Wednesday, April 1, 2015

Antarctic Hot Spell Gets The Headlines, But The Real Trouble Is In The Ice

Esperanza Base on the northern tip of the
Antarctic Pennisula just recorded what might be
the warmest temperature on record for
Antarctica. But that's not the
real danger in Antarctica if the world warms.
Thawing ice sheets could cause big problems.  
The climate world was abuzz last week with news that Antarctica had its warmest temperature on record.

Readings of 63.5 degrees were reported at Base Esperanza and 63.3 degrees at Marambio, says Christopher Burt at Weather Underground. 

Both weather stations are on the Antarctic Pennisula, which juts north toward the warmer environments of the southern tip of South America.

The standing record for Antarctica was 59 degrees at Vando in 1974, which is definitely closer to the South Pole than the stations that had readings in the 60s last week.

There's no question that the hot temperatures Esperanza and Marambio were highly unusual for Antarctica.

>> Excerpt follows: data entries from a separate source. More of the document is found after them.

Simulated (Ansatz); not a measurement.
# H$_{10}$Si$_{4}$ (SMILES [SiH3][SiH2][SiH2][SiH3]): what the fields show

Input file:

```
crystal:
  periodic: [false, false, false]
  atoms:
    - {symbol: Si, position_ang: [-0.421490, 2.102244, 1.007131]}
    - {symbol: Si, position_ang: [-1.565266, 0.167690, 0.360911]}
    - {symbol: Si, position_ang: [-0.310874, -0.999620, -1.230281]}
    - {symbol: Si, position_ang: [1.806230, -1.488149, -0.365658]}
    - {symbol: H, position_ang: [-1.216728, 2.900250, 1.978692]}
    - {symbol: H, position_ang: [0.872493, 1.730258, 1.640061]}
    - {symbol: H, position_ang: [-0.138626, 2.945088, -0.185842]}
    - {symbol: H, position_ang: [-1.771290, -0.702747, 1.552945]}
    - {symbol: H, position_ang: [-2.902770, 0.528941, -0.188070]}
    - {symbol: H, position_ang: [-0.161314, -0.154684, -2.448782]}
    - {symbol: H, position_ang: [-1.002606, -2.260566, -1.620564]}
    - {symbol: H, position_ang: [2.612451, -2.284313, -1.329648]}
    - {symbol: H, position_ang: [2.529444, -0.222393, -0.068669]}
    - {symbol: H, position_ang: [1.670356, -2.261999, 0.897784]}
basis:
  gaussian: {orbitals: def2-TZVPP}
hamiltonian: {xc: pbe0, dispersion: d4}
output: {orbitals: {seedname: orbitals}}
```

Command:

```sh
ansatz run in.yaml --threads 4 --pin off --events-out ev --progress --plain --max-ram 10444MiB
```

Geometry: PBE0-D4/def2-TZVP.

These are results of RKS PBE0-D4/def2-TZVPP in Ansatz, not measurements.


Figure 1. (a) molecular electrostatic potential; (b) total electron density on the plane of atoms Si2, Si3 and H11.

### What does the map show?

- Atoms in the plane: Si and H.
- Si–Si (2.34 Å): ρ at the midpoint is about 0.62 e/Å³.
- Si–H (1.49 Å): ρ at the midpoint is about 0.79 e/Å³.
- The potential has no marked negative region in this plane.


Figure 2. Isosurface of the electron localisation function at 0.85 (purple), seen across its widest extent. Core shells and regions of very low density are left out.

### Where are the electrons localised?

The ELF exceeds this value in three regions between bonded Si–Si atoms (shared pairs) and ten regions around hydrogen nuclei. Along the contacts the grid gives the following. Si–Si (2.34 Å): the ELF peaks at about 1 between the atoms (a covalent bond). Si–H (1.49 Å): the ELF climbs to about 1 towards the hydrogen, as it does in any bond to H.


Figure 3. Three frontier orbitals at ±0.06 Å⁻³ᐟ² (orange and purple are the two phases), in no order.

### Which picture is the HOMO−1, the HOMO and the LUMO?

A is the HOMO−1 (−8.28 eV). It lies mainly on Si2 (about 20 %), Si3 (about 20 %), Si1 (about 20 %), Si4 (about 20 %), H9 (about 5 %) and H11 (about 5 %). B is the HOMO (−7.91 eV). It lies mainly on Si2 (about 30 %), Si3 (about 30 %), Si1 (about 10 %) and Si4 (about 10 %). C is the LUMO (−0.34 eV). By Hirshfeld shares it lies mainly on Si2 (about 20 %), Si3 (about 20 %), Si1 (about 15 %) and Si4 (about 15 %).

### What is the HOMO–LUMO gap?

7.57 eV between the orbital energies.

Since records are spotty and don't go back all that far on Antarctica, and not many people are there to monitor the weather there, there's a good possibility it has been hotter than that 63.5 degrees last week.

The bottom line: If you're talking about those warm temperatures in the context of global warming, it's interesting, but doesn't tell you all that much about it.

A little more buried in the headlines, though, was something more ominous, at least in the long term.

Last year we learned that the West Antarctic ice sheet, a huge mass of ice down there, was less stable than originally thought. As warmng ocean water infiltrates underneath it, the ice sheet could eventually collapse, allowing masses of ice on land to flow toward the oceans and melt.

This would raise sea levels substantially around the world, which of course is not a good thing, especially if you live in a coastal city just a few feet above sea level.

Now, we learn the even bigger, gigantic glacier of East Antarctica is also under the same threat of collapse, says the Washington Post. 

Again, warm ocean water is getting beneath the East Antarctica ice sheet, especially the ice shel of the Totten Glacier, thinning it from below.

Says the Washington Post:

"The floating ice shelf of the Totten Glacier covers an area of 90 miles by 22 miles. It is losing an amount of ice 'equivalent to 100 times the volume of Sydney Harbor every year,' notes the Australian Antarctic Division."

That's alarming, because the glacier holds back a much more vast catchment of ice that, were its vulnerable parts to flow into the ocean, could produce a sea level rise of more than 11 feet - which is comparable to the impact from a loss of the West Antarctica ice sheet. And that's a 'conservative lower limit' says lead study author Jamin Greenbaum a PhD candidate at the University of Texas at Austin."

If ice floating on the ocean melts, it's not THAT big a deal in terms of sea level. If ice floating on the ocean melts, it's like an ice cube melting in a glass. The glass doesn't overflow when the ice melts.

But the ice floating on the ocean on the West and East Antartica Ice shelves is holding back masses and masses of ice on land. If the ice shelves melt, the ice from the land moves toward and into the ocean and melts.

That's why the scientists studying this thing are worried about sea levels rising.

Of course, the combined 22 feet of sea level rise from melting the West and East Antartica ice won't happen by, say, Friday. This will go on over decades and centuries, and be a big problem for future generations.  Greenland in the northern hemisphere is melting, too, so that adds to the sea level rise.

The immediate problem is, a little bit of sea level rise can cause big problems.

Gradually, coastal areas will see increased flooding, erosion from storms and salt water intrusion from sea water on fresh water supplies increase. It's already starting to happen. Just ask anyone in Miami, Florida or Virginia Beach/Norfolk, Virginia, for instance, about the increasing number of floods during many high tides.

As is always the case with these types of scientific studies, experts are going to have to do a lot more poking and prodding and questioning and replicating to make sure the conclusions about the East Antarctica ice shelf melting are true.

Nobody has yet physically gotten any equipment into the water beneath the ice shelf to confirm that it's warming as much as they think it is, and the ice is going as fast as they think it is. Instruments and observations do confirm there is a thinning of the ice, but scientists need to refine the measurements more.

Scientists are busily getting on with that work, we're told.